After the shooting at Wednesday’s Super Bowl parade in Kansas City, I wrote fast and I wrote angry for the Kansas City Star:
Guns ruin everything.
There’s no nice, nuanced thing to say about the shooting Wednesday at the end of the Chiefs’ Super Bowl celebration in Kansas City. No “on-one-hand-on-the-other-hand” equivocating about the death and injury and stupidity that happened because there are too many damned guns in the hands of too many damned idiots in this country.
No, it’s simple. Guns ruin everything.
Everything.
They make it impossible to send your kids to school without a little bit of fear.
They make it impossible to worship with your neighbors in the complete and confident belief your church is a sanctuary from the violence outside.
And they make it impossible to attend a parade — to celebrate a great triumph with thousands of people in your community — without worrying that some nut will choose a mass gathering as a time to enact their most sociopathic tendencies.
God help us.
Please read the whole thing.
The piece produced a remarkable amount of “guns are inanimate objects — they don’t kill people, people do!”

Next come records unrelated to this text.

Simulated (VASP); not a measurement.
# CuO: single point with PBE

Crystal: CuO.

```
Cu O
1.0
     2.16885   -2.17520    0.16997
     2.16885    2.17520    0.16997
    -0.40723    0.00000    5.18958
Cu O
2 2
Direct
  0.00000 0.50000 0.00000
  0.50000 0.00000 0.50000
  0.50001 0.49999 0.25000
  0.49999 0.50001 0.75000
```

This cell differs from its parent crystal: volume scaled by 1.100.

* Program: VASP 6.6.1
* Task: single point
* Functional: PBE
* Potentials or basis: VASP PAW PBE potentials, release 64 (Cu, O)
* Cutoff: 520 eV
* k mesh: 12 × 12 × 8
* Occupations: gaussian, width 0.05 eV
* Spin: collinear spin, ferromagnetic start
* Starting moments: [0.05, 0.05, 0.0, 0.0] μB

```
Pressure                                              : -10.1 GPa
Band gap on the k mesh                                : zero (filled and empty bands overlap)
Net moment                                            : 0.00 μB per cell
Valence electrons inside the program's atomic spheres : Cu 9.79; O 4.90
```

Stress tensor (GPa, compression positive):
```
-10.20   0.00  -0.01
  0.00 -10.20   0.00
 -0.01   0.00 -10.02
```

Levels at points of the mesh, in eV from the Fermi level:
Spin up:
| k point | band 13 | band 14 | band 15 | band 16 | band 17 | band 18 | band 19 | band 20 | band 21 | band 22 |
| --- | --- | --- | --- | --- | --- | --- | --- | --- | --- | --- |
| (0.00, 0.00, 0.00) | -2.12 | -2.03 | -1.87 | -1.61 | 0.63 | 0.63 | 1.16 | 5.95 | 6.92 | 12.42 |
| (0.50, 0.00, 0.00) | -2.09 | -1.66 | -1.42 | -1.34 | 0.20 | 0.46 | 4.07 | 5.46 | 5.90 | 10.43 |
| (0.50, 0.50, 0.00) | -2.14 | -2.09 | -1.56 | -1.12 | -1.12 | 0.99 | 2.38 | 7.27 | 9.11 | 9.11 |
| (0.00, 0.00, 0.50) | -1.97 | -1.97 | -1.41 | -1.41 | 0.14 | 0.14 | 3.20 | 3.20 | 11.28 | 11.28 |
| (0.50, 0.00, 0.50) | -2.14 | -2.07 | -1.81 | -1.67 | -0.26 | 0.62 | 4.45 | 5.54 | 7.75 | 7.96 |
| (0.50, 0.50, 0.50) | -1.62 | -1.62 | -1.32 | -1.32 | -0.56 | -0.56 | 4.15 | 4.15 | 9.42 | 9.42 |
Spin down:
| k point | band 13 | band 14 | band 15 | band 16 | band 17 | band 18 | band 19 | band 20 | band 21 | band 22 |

And this strikes me as a frankly dumb objection.
Yes, people kill people.
But people with guns kill and maim an awful lot more than people without guns.1
Why? Because the whole purpose of guns — the entire reason they exist, their sole function — is to be uniquely efficient killing machines.
You don’t use guns to peel potatoes. You don’t use guns to build houses. You do use guns to kill and injure people. It’s the reason they exist.
Would we still have a murder problem if guns weren’t so widely available? Maybe, but not nearly to the extent we do now. That’s why America’s murder problem is a gun problem. And it’s why I’ll keep saying guns ruin everything.
Pew: “About eight-in-ten U.S. murders in 2021 – 20,958 out of 26,031, or 81% – involved a firearm. That marked the highest percentage since at least 1968, the earliest year for which the CDC has online records. More than half of all suicides in 2021 – 26,328 out of 48,183, or 55% – also involved a gun, the highest percentage since 2001.”
The people who fired the shots were responsible for what they did. But yes, guns made it easier for them to make whatever horrific point it was they intended.
Fine guns don’t kill people. Bullets kill people. You can keep your guns. Throw your bullets in the trash. Grow up. People are dying and you want to play word games.